Expected RESTful communication latencies and reliability of the internet

I have an application where I have replaced a direct connection via USB to a control system with the imp. The application currently determines imp connectivity by polling occasionally (HTTP Post/Response pair) while there is no other activity going on. Somewhat arbitrarily I set a limit of 5 consecutive failed responses to note that the imp service is not available (the agent actually handles the polling, not the imp). The application waits up to 10 seconds for a response before determining the poll failed. Polling happens every few seconds while idle.

I have found that between a few minutes and a few hours the application is always disconnected even when the imp service is available.

In the long haul I will probably adapt a more sophisticated mechanism for determining connectivity but this begs the question about what kind of expectations I should have about communicating from anywhere with the imp service. I know they are not an imp-specific questions but what experience do people have with the following items:

  1. A reasonable maximum latency to expect for responses to HTTP Posts?
  2. Can HTTP Posts or responses be “lost” (meaning they may be sent but never received)? I know TCP is supposed to be reliable but based on logging packets on both ends I seem to see some stuff lost (or, of course, I could have a bug).
  3. Does the path between an application and the imp service sometimes, momentarily, go away? This question is above and beyond failures of some backbone routing equipment.

In general I guess I’m asking about how a designer should think about the reliability of an internet connection when trying to design a reliable communication protocol using the imp. I have a lot of embedded experience but no RESTful experience.

I’m also open to other ideas for determining connectivity between an application and the imp agent if anyone wants to share.

There have been occasional issues with HTTP input - an improved solution is currently in testing and hopefully will be deployed shortly, which will help with reliability.

There is a known issue with the current release of imp software, which means imps can drop offline unless squirrel code is run regularly. The workaround is simple - just add this to your device code:

function w() { imp.wakeup(60, w); }
w();

…which causes the imp to wake regularly and works around the problem. Could that explain what you’ve seen?

Hi Hugo,

I’m not exactly sure where stuff gets lost. It seems from my rudimentary debugging (logs being printed from the agent and from my application’s imp driver) that sometimes the agent doesn’t see the HTTP Post and sometimes my code doesn’t see a response from the agent. The agent acts as an intermediary and should always return a response even if the imp is not present. I know about the current imp bug and that isn’t the problem (my imp is doing stuff constantly, e.g. every few mSec).

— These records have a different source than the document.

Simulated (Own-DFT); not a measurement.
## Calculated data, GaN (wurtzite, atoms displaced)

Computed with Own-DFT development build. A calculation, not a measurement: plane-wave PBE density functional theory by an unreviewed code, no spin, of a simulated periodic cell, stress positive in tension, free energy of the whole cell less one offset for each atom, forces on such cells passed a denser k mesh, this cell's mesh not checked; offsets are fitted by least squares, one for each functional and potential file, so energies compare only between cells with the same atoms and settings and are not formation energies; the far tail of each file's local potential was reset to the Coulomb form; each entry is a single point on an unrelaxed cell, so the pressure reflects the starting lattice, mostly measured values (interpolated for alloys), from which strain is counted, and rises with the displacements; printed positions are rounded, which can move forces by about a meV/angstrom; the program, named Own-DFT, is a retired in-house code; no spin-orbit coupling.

I wasn’t necessarily thinking there was a bug with your server but I’m interested if that’s what I’m seeing. In general, however, I am interested in understanding the reliability of RESTful communication so I can design a reliable protocol between my application and the imp. I’m curious what your thoughts are about this and what other users have found.

Generally, when dealing with any internet APIs, you have to be prepared for any HTTP request to fail; however, this should be a rare occurrence.

It sounds like you may have run into issues with our current HTTP input architecture, which is creaking a bit with all the increased load; this was only a functional placeholder until the real solution arrives.

How often are you issuing requests?

Imps can drop offline without the watchdog code he mentioned. They also drop offline when there are bugs in our code during development. That is more likely to be the case. There is no error report, it just goes offline for many possible reasons. Once you get the code running reliably, it never misses a http.request or agent.on. Even with a satellite modem. The ping times are very consistent with a fast connection. 100ms roundtrip exactly without any missed pings. My code has been running for weeks every 15 seconds. I think you’re doing something wrong?

Hugo,

I do see the vast majority of traffic succeed.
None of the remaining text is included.